Semaphor problem atomic_xchg function

Hi all,

I have an issue using my Nvidia card and atomic function atom_xchg, in order to implement semaphor. I need to lock for a work-item an array of float named “v” passing as argument to a kernel function: (below the code). When i launch the kernel the semaphor is initialize with 0 (<=> the resource is available)

Code :
__kernel void my_ker (__global float* v, __global int* semaphor)
// Retrieve the index of the work-item
int g = get_global_id(0);

// wait for resurce to be available
 while (atom_xchg (semaphor, 1) != 0)  {}

// use the array for the current work-item
v[g] = (float)g;

// unlock the resource
atom_xchg (semaphor, 0);


But the program crashes all the timeand i do not understand why? Could someone help me please and explain me why it does not work correctly

you cannot implement per-work item semaphores this way.
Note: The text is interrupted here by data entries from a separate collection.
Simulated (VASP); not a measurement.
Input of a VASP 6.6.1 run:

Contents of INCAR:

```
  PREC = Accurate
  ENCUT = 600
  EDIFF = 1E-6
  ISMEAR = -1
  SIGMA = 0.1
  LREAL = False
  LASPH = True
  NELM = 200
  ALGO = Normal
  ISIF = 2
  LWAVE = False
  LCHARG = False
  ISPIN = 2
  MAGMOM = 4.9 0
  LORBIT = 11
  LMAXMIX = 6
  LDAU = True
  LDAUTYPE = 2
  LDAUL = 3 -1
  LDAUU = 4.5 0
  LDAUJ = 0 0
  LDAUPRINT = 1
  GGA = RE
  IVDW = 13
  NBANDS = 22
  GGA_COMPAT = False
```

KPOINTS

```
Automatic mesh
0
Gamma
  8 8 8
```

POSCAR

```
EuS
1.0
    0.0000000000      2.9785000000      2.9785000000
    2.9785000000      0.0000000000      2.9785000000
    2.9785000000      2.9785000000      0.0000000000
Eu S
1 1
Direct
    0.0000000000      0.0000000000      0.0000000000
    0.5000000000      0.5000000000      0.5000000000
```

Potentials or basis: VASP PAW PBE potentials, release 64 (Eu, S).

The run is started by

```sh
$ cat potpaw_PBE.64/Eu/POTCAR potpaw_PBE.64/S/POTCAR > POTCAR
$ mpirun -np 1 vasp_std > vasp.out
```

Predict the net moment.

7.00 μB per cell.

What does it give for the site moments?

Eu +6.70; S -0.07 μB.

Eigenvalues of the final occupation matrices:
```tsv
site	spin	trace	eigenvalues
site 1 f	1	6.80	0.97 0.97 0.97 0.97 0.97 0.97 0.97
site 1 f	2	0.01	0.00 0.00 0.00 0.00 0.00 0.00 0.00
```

e.g. on a gpu if you have say 64 work items running concurrently, the first work item will get the semaphore, but every other one will not - and thus the whole compute unit will go into an infinite loop. on a gpu remember all work items in the work group execute the same instructions at the same time, the code cannot diverge at the work-item level.

do a search on the various opencl forums for more information, or just give up and use a more appropriate algorithm.

per work-group semaphores are possible but not very useful since global memory isn’t consistent outside of a work-group.